I took a chance.  I invited everyone over for New Year's Day.  Not everyone could make the trip last year, but some did.  And it was wonderful.

It was the same this year (but some is better than none!). We missed dad, who didn't feel up to the trip, and Julie and Caroline who are out of state.  Waaa.  But there was the food, and the cousins playing and oh, how there was laughter.  Full disclosure.  I may or may not have peed a little.

When Guy and I first got married we hurried off out into the world, not really making choices about where we would live based on proximity to family.  Now, I'm sad by how spread out we all are, and I'm just grateful that some of us still can get together for special events.  I mean, who wants to wait until someone DIES?!  First, HOW SAD!!!  And second, everyone has puffy eyes and red noses in the pictures.  That's quite unacceptable.  Sometimes ya' just gotta see each other.  Just because.

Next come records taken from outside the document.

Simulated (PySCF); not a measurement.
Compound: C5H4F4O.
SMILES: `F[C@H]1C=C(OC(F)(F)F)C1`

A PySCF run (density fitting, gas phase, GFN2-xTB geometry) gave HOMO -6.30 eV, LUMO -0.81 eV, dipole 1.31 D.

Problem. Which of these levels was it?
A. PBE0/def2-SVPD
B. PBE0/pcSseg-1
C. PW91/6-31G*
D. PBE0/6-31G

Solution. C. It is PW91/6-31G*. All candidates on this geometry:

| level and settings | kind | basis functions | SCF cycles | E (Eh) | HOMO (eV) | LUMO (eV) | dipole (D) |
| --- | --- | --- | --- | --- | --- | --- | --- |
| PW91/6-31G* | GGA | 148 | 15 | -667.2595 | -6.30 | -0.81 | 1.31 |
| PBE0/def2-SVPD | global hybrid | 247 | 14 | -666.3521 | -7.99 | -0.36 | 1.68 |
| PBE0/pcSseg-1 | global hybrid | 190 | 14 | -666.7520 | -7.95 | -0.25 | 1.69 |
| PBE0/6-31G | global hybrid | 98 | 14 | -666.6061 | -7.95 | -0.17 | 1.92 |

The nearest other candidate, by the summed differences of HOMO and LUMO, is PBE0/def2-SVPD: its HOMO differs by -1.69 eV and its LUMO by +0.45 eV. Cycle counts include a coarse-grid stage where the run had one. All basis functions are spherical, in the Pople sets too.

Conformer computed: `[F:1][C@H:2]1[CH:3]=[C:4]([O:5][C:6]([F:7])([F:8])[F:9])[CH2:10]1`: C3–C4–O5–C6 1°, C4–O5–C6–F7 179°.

I am so blessed to have a large family that all gets along.  I know of so many that can't talk on the phone, let alone be in the same room together.  I have truly been blessed with in-laws that are loving, kind, unpretentious, generous and fun, and sibs that are gregarious, helpful, supportive and pretty dang good lookin'.  Just sayin'.

I'm looking forward to the next time.  Who says it has to wait till New Years?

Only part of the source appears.